YaCy ignores the option Restrict to start domain(s)

erikobox · 13 February 2025 01:24

I’m using the “Restrict to start domain(s)” option to limit indexing to a predefined list of domains. However, I’ve noticed that YaCy sometimes ignores this setting and includes external sites in the index.

okybaca · 13 February 2025 08:53

Are you able to find the causality, when exactly it ignores the rule?

Me personally, I use the Advanced Crawler and Load Filter on URLs and Document Filter > Filter on URL, for example https://www.yacy.net/.* in both cases. And – when I want to crawl the whole site – Unlimited crawl depth for URLs matching with as well. It works well, with single exception: when using sitemaps as source, then external sites are loaded as well, which is probably a bug.
First filter is a “loader” filter, determining which urls are crawled and links from them are loaded. Second is “indexing” filter, determining which sites are actually stored in index.

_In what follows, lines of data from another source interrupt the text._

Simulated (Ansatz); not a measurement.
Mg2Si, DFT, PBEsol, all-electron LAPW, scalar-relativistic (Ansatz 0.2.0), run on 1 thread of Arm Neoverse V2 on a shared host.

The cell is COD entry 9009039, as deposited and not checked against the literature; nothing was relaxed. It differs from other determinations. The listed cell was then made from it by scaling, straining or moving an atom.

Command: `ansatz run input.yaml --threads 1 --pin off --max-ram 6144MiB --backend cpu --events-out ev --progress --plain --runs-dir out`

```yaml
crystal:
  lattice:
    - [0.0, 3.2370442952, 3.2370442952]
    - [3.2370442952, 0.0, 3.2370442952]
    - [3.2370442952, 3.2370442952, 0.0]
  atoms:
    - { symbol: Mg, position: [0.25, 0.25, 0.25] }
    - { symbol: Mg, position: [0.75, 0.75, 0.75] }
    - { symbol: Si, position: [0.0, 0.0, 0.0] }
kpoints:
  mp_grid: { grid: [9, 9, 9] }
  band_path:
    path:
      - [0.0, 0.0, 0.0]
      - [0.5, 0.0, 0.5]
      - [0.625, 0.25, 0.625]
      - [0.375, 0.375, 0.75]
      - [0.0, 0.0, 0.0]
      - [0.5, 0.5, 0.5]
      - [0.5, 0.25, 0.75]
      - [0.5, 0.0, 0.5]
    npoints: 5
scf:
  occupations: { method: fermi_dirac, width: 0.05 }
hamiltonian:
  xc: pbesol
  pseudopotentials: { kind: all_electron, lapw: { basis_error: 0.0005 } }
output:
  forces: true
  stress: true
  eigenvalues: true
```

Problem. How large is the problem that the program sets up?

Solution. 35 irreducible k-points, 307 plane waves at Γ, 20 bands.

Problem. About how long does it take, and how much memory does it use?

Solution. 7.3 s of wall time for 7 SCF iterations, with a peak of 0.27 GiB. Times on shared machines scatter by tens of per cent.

If it’s a bug, please try to examine it and describe in maximum possible details and file an Issue at Github. We need developers. @orbiter has been not much interested, for a longer time. I can’t do Java, but I do some docs. We need someone who will care for the code part.

erikobox · 15 February 2025 12:26

Advanced Crawler → URL http://google.com and checked “Restrict to start domain(s)”. And it indexes google mirrors like www.google.com.tj www.google.com.py and other .com.* domains. It seems Yacy doesnt recognize them as different domain names.

okybaca · 16 February 2025 13:24

then it’s a bug!